These relationships are always deeply rooted in a kind of common banter and self-effacement that can easily cross generations and nationalities. Show me an American, Russian, Australian or Argentinian Jewish man, and I’ll show you someone who cracks easy jokes about his growing bald patch, his disappointing football team or how convinced he is that his hairdresser is an antisemite.

It’s notable to me that even Jewish men who spend their time away from other Jews, perhaps even disdaining them, still usually want at least one Jewish friend in their lives, particularly as they grow older.

You see these friendships cropping up regularly in life and literature. One book that I’ve often bought for Jewish friends is Ostend: Stefan Zweig, Joseph Roth, and the Summer Before the Dark by Volker Wiedermann. It’s a short, elegiac meditation on the summer of 1939, just before darkness fully swamped Europe, and the time that Roth and Zweig spent together at the Belgian seaside resort of Ostend.

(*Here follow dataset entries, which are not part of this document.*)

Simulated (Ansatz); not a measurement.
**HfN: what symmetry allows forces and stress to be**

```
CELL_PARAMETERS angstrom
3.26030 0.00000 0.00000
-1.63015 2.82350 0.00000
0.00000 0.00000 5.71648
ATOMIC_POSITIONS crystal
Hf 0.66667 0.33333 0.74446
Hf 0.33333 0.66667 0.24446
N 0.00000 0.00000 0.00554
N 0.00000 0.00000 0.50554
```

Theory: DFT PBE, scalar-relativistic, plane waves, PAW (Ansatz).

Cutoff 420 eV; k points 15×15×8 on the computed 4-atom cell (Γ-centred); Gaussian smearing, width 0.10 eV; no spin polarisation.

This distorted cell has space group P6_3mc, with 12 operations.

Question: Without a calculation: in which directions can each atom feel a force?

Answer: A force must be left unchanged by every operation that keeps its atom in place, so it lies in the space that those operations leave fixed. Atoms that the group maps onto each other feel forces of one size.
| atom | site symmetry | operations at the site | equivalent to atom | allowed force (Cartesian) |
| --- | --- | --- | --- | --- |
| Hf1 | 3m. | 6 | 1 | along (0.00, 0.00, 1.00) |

The two great writers were ill-matched as friends in some ways, Roth a far more volatile and romantic character than the more moderate Zweig. They fell out at times, too. But their friendship kept drawing them back together. At that moment of cultural despair, when the world that both knew and loved was falling apart and devastation loomed, these men found a summer of solace in each other’s letters and company.

Another favourite Jewish male friendship of mine is that of Larry David and Jerry Seinfeld, who together created Seinfeld, perhaps the most successful comedy show of all time. David cares little for Jewish practice or tradition; he’s never more bored than when dragged to shul. But Jewish male friendship lies at the very centre of his life. His connection to Seinfeld, who makes occasional cameos in his show Curb Your Enthusiasm, can be summed up almost entirely by the shrug and grunted “ehhh” that they sometimes greet each other with, as though to say: “You and I share the same ironic irritation with the world and its failings. You and I get it.”

Conversely, you can sense the absence of a proper Jewish friend in someone’s life too. Friends portrayed male companionship with warmth and depth but I always felt Ross was lacking a Jewish male friend. Much as they loved him, Joey and Chandler never quite understood his more neurotic outbursts or davka obsessions. A Jewish pal would have grasped these instantly and chuckled at them far more knowingly.

I think this is why the pre-chupah lads’ shot from my wedding resonated with me so deeply. In the way that only photos can, it caught all these emotions, a sense of belonging and warmth, irony and self-deprecation, love and mutual sympathy. It told the story of a lifetime of Jewish male friendship in a single, seminal moment. And in the corner of the picture are two of my very small nephews and their cousin, forming their own little group, and beginning another generation of witty and slightly undersized men.